You are viewing a plain text version of this content. The canonical link for it is here.
Posted to dev@manifoldcf.apache.org by Guylaine BASSETTE <gu...@francelabs.com> on 2023/05/22 14:52:34 UTC

RE: Control over number of processed documents per thread

Hi all,

I’m following up on this thread: I did some more testing, and actually 
the optimization problem was on our side.

The repository connector in question was CSV and the problem was that 
getMaxDocumentRequest() in CSVConnector.java was set to 1, so the 
processDocuments() method was processing documents one by one. I have 
now set it to 20 by default, and the performance has improved greatly.

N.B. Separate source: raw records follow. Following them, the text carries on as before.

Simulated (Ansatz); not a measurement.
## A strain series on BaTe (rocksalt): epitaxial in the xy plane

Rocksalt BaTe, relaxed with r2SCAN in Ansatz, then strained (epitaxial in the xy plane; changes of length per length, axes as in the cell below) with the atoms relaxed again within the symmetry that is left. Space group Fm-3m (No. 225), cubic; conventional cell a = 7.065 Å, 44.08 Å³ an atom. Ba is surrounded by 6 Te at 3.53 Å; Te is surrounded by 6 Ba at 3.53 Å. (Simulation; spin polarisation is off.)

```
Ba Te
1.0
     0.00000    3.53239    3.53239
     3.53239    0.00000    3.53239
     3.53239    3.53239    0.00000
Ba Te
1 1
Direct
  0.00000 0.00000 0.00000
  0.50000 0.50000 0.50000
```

Attached is modified class.

Regards,
Guylaine

France Labs – Your knowledge, now
Datafari Enterprise Search – Découvrez la version 5 / Discover our version 5
www.datafari.com <http://www.datafari.com>


On 2023/03/17 17:36:47 Julien Massiera wrote:
 > Hi Karl
 >
 >
 >
 > I was debugging a repository connector because I was disappointed 
with the
 > performance, and I noticed that the processDocuments method is called 
each
 > time with only 1 document identifier instead of a heap, although the 
seeding
 > phase has referenced 24k ids. What can explain that ? Can we have control
 > over the amount of documentIdentifiers passed per processDocuments 
thread ?
 > For instance, assuming we have the perfect number of documents that 
an API
 > can process at once, it would be very useful to be able to set it per
 > thread.
 >
 >
 >
 > Other thing, I also noticed that the seed phase and the cleanup phase 
seem
 > to process documents per group of 100/200 at a time, again, is it 
configured
 > somewhere, and can we have control over it ?
 >
 >
 >
 > Thanks,
 >
 > Julien
 >
 >
 >
 >
 >
 >